Hawaii’s two top Catholic educators will attend a special papal address in Washington on April 17.
Honolulu seminarian Jon Cabico, who also attends Catholic University, hopes to see the pope at some point when he visits the school.
The pope is also visiting New York and some island folks will be flying there to join his Mass in Yankee Stadium.
‘Kind of a once-in-a-lifetime deal’
Island Catholics are excited about seeing, hearing Pope Benedict
By Anna Weaver | Hawaii Catholic Herald
Twenty-six Hawaii Catholics will join the tens-of-thousands celebrating Mass with Pope Benedict XVI in Nationals Park stadium in Washington, D.C., on April 17, during the Holy Father’s first visit to the United States as pope. Sixteen more will be in the bleachers of Yankee Stadium in New York City three days later when the pope celebrates Mass there.
A designated number of tickets to each Mass were made available to all U.S. dioceses to distribute.
Washington, D.C.
Jim and Margy O’Brien, parishioners of Maria Lanakila Church in Lahaina, Maui, will be at the Mass at Nationals Park with their daughter Teresa and their family friend, Malia Vivian Poese,
“When we lived in Chicago many years ago, Pope John Paul II said a Mass in Grant Park [in 1979],” Jim said. “There were millions of people there, but we were there.”
He and Margy are now looking forward to seeing John Paul’s successor.
The tickets to Mass were an unexpected blessing. When the O’Briens first heard that Pope Benedict would be in the U.S. around the same time they would be attending their grandson’s confirmation in Missouri, they decided to fly to D.C. to try to catch a glimpse of the pontiff in a motorcade.
They didn’t know tickets for the public Mass were available until their pastor Father Gary Colton overheard them talking about the trip. He put them in contact with Patricia Tossey, Bishop Larry Silva’s administrative assistant, who is coordinating Hawaii ticket distribution.
“The journey will be to thank God for his many blessings to us over these years of adventure together,” Margy said, especially as the couple celebrates their 45th anniversary this year.
The O’Briens, who volunteer at Hale Makua, a nursing home in Kahului, have created a spiritual bouquet for the Holy Father, a written account of the many rosaries, Masses and prayers said by the residents there. They would like to present it to the pope, but if they unable to, they will mail it to the papal nuncio in Washington.
“The Holy Spirit led us to these tickets and if we’re supposed to be in his company we will,” Margy said.

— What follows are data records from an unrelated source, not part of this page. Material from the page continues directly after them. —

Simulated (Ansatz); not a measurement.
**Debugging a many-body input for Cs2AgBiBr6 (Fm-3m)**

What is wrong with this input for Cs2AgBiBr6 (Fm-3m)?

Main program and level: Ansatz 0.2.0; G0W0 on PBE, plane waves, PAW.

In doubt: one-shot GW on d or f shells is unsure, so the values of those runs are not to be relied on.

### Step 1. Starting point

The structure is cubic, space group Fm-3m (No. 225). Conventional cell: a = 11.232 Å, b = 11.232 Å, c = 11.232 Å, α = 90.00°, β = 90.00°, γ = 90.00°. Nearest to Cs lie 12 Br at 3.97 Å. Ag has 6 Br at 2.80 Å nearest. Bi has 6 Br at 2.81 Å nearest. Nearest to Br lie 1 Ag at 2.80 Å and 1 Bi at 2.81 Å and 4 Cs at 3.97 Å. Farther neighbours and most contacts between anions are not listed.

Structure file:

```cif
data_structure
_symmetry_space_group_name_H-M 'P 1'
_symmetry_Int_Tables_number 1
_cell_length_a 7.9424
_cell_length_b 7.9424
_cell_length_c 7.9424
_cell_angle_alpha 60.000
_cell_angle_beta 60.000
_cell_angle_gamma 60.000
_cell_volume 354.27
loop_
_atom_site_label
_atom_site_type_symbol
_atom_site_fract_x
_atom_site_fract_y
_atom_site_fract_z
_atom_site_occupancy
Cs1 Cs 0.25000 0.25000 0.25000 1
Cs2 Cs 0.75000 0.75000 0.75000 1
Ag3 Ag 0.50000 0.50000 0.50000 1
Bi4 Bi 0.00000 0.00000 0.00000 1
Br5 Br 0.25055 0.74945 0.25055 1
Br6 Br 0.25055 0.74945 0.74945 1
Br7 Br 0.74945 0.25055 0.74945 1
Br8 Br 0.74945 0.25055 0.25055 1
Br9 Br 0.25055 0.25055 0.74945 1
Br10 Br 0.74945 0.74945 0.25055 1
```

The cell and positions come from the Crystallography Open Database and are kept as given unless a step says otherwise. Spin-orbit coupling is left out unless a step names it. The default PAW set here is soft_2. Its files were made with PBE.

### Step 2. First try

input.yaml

Also attending the D.C. Mass will be Dr. Ricardo Burgos, his wife, Danielle, and their three children, Christian, 14, Michael, 11, and Camille, 8.
“It’s an opportunity for my children and my family to experience the greatness of our faith and to connect with the history of our church,” said Burgos, who grew up in Puerto Rico and remembers his mother going to see Pope John Paul II when he visited there.
“It’s long been a dream of mine to see the Holy Father,” he said.
The family had been considering a trip to Italy, but when Burgos saw the Mass ticket announcement on the Diocese of Honolulu’s website, they decided to change their plans. Burgos said his kids are very excited about their weeklong trip to the nation’s capitol.
“My 14-year-old was telling me a few months before we planned the trip that, as Catholics, if we can we must try to do a pilgrimage,” said Burgos, who is the Hispanic ministry coordinator at St. John the Baptist in Kalihi, where the family are parishioners. Now their pilgrimage will be a little closer to home.
Lucy Poueu, the religious education coordinator and administrative assistant at Our Lady of the Mount in Kalihi Valley, is also making the trip to Washington a family event. She will be traveling with her husband Paul, her daughter Solinu‘u, and her 15-year-old granddaughter Lucia.
Poueu decided to go as soon as she saw the announcement about tickets being available.
“I thought it was a good opportunity to see a pope in person because it’s so far away to go to Rome and I’ve never seen a pope in person,” she said. “It’s kind of a once-in-a-lifetime deal.”
New York City
Three days after his Mass in Washington, on April 20, Pope Benedict will preside at a public Mass at Yankee Stadium.
Among the Hawaii residents who will be there is St. Elizabeth, Aiea, parishioner Linda Cacpal, who has been a fan of Benedict XVI ever since she read his autobiography, “Milestones: Memoirs 1927-1977,” in 2005 shortly after he became pontiff.
“He’s gracious and gentle, and whenever he talks about Christianity, even when it’s morality, he always talks about it in a positive way,” said Cacpal, a member of the Diocesan Pastoral Council and her parish’s RCIA coordinator. She plans to share her New York trip experiences with fellow parishioners when she gets back.
Cacpal is particularly looking forward to listening to Pope Benedict’s homily and hearing him speak in English, though she says it will be amazing “just being in his presence.”
One complication with Cacpal’s trip is that she is on dialysis and had to arrange for treatments while she is in New York City.
“I’m going all the way across the United States just for this one man,” she said. “I wouldn’t do it if I didn’t think he was a gift to us.”
Also headed for Yankee Stadium are Deacon Ron Paglinawan and his wife Eunice of Our Lady of Perpetual Help Parish in Ewa Beach.
Even before the papal Mass in New York City had been announced, the couple had planned to fly into the city on April 18 on their way to Ireland on a group pilgrimage. When by coincidence their days in the Big Apple coincided with the pontiff’s visit there, the Paglinawans decided to try and get tickets to his public Mass.
“In some ways this is new and exciting for us,” Paglinawan said. “We’ve been to Rome and we’ve never seen the pope before.”
He hopes to get a photo of Pope Benedict, even if it’s from a distance. Plus, he said, “You have to go to Mass on Sunday anyway; might as well do it with the pope.”